11 May 2007|
Omaha (NE), Orpheum Theater
The Queen Is DeadThis was a good concert. Morrissey was talkative and playful. Performance-wise he was flawless. The audience was energetic at the front but the rest of the crowd was generally passive. The venue's security was elderly and gentle and the barrier holding the fans back was easily climbable but still there were no stage attempts until the final song when Morrissey felt he had to beg for it by saying "it's almost over, so if you want to get frisky..." Then about 6 or 7 fans made it up there, sometimes with the help of Morrissey. One unexpected stage climber was a little girl aged about 8. Morrissey himself pulled her out of the crowd and held her in his arms while he finished the song. He pretended to leave backstage with her before finally handing her back to her father.

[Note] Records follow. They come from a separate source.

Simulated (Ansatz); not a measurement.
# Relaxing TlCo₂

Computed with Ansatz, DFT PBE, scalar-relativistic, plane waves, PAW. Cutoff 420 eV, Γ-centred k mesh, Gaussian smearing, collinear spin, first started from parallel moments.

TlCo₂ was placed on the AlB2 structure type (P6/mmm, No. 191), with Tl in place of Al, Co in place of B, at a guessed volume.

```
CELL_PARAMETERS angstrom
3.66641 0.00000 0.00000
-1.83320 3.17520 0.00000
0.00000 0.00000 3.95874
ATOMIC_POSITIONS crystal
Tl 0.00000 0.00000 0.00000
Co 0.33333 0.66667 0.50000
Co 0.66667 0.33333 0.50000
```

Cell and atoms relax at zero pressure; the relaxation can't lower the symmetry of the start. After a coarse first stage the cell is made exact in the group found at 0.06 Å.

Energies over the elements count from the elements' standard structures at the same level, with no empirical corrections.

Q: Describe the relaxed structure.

There were a few significant changes in the setlist. "Lucky Lisp" and "Please, Please, Please, Let Me Get What I Want" were temporarily dropped again. In their place Morrissey introduced "At Last I Am Born" and his cover of David Bowie's "Drive-In Saturday". The former had been a regular on the recent Tour Of The Tormentors MMVI, but it was aired here for the first time on this tour. The latter had only been done once before by Morrissey, in New-York on 29 February 2000.
After the Smiths classic "The Queen Is Dead" and the solo classic "First of the Gang to Die" Morrissey welcomed the audience with the line "Our greetings to you, the intelligentsia of Omaha! Thank you for coming here..." As some point he told the crowd that one of his icons grew up in Lincoln, Nebraska and asked if anyone could guess who it was. Someone incorrectly shouted Oscar Wilde and Morrissey went to his favourite fan Julia in the front row, handed her the microphone and asked her if she knew who he was thinking of. The answer he was looking for was Dick Cavett.
As he sang the "hang the DJ, hang the DJ" chorus in "Panic" Morrissey made a noose out of the microphone cord and swung it around. Soon after he introduced his musicians as was tradition at the time. He made quite a few changes in his cover of David Bowie's "Drive-In Saturday". The most notable ones were "When people stared in David Johansen's eyes and scored" and "she'd sigh like Chris the Wonder Kid". He didn't make the change from "cursing at the Astronette" to "cursing at the internet" as he had done the first time he did the song in 2000.